Thursday, 18 October 2018

Getting From Word to JATS XML

In this blog Bill Kasdorf, Principal, Kasdorf & Associates, LLC talks us through a perennial problem and the different approaches to addressing this:

It is a truth universally acknowledged that journal articles need to be in JATS XML but they’re almost always authored in Microsoft Word.

This is not news to anybody reading this. This has been an issue since before JATS existed. Good workflows want XML. So for decades (yes, plural) publishers have been trying to get well structured XML from authors’ manuscripts without having to strip them down to plain text and tag them by hand. (This still happens. I’m not going to include that in my list of strategies because nobody thinks that’s a good idea anymore.)

There are four basic strategies for accomplishing this:
• Dedicated, validating XML editors.
• Editors that emulate or alter MS Word.
• Use Word as-is, converting styles to XML.
• Editors that use Word as-is, with plug-ins.
Here are the pros and cons of these four approaches.

Dedicated, Validating XML Editors

This is the “make the authors do it your way” method. The authors are authoring XML from the get-go. And not just any XML. Not even just any JATS (or whatever XML model). Exactly the specification of JATS that the publisher needs, conforming in every way to the publisher’s or journal’s style guide and technical requirements. This strategy works in controlled authoring situations like the people developing technical documentation. (They’re probably authoring DITA, not JATS.) They’re typically employees of the publisher, and the document structures are exactly the same every day those employees show up to work.

I have never seen this strategy successfully employed in a traditional publishing context, although I have seen it attempted many times. (If anybody knows of a journal publisher doing this successfully, please comment. I’d like to know about it.) This doesn’t work for journals for two main reasons:
1. Authors hate it. They want Word.
2. They have already written the paper before submitting it to the journal. The horse is out of the barn!

Editors that Emulate or Alter MS Word

This always seems like a promising strategy, and it can work when it’s executed well in the right context. The idea is to either let authors use Word, but make it impossible for them to do things you don’t want them to do (like making a line of body text bold when it should be styled as a heading), either by disabling features in Word like local formatting or by creating a separate application that looks and acts a lot like Word.

I have seen this work in some contexts, but for authoring, I’ve seen it fail more often. The reason is No. 1 above. Despite being a lot like Word, it’s not Word, and authors balk at that. These are often Web-based programs, and authors want to write on a plane or the subway. And there’s always No. 2: most journal articles are written before it’s known which journal is going to publish it.

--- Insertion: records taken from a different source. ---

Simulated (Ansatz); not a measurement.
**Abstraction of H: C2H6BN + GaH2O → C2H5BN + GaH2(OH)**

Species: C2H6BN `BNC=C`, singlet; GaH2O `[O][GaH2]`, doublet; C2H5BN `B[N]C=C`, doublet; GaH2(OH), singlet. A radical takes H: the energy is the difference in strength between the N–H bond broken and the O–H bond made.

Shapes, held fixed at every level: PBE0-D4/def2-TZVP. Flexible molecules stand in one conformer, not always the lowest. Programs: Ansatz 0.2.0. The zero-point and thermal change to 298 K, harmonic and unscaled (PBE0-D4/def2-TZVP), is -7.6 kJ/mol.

This strategy can work well, though, after authoring. Copyeditors and production staff can use a structured tool like this more successfully than authors can. We’re seeing these kinds of things proliferate in integrated editorial and production systems like Editoria, developed by the Coko Foundation for the University of California Press, and XEditPro, developed by a vendor, diacriTech.

Use Word As-Is, Converting Styles to XML

This is by far the most common way that Word manuscripts get turned into XML today. A well designed set of paragraph and character styles can be created to express virtually all of the structural components that need to be marked up in JATS for a journal article. This is done with a template, a .dotx file in Word, which, when opened, creates a .docx document with all of the required styles built in. And since modern Word files are XML under the hood, you can work with those files to get the JATS XML you need.

The question is who does the styling, and how well it gets done.

Publishers are sometimes eager to give these templates to their authors so they can either write or, post-authoring, style their manuscripts according to the publisher’s requirements. Good luck with that. The problem is that it’s too easy to do it wrong. Use the wrong style. Use local formatting (see above). Put in other things that need to be cleaned up, like extra spaces and carriage returns. Somebody downstream has to fix these things.

Those people downstream tend to be trained professionals, and it’s usually best just to let them do the styling in the first place. This is how most JATS XML starts out these days: as professionally styled Word files. Many prepress vendors have trained staff take raw Word manuscripts and style them, often augmented by programmatic processing to reduce the manual work. These systems, which the vendors have usually developed in-house, also typically do a “pre-edit,” cleaning up the manuscript of many of those nasty inconsistencies programmatically to save the copyeditor work.

This is also at the heart of what I would consider the best in class of such programs, Inera’s eXtyles. Typically, a person or people on the publisher’s staff are trained to properly style accepted manuscripts; eXtyles provides features that makes this easier to do than just using Word’s Styles menu. Then it goes to town, doing lots of processing of the resulting file based on under-the-hood XML. It’s primarily an editorial tool, not just a convert-to-XML tool.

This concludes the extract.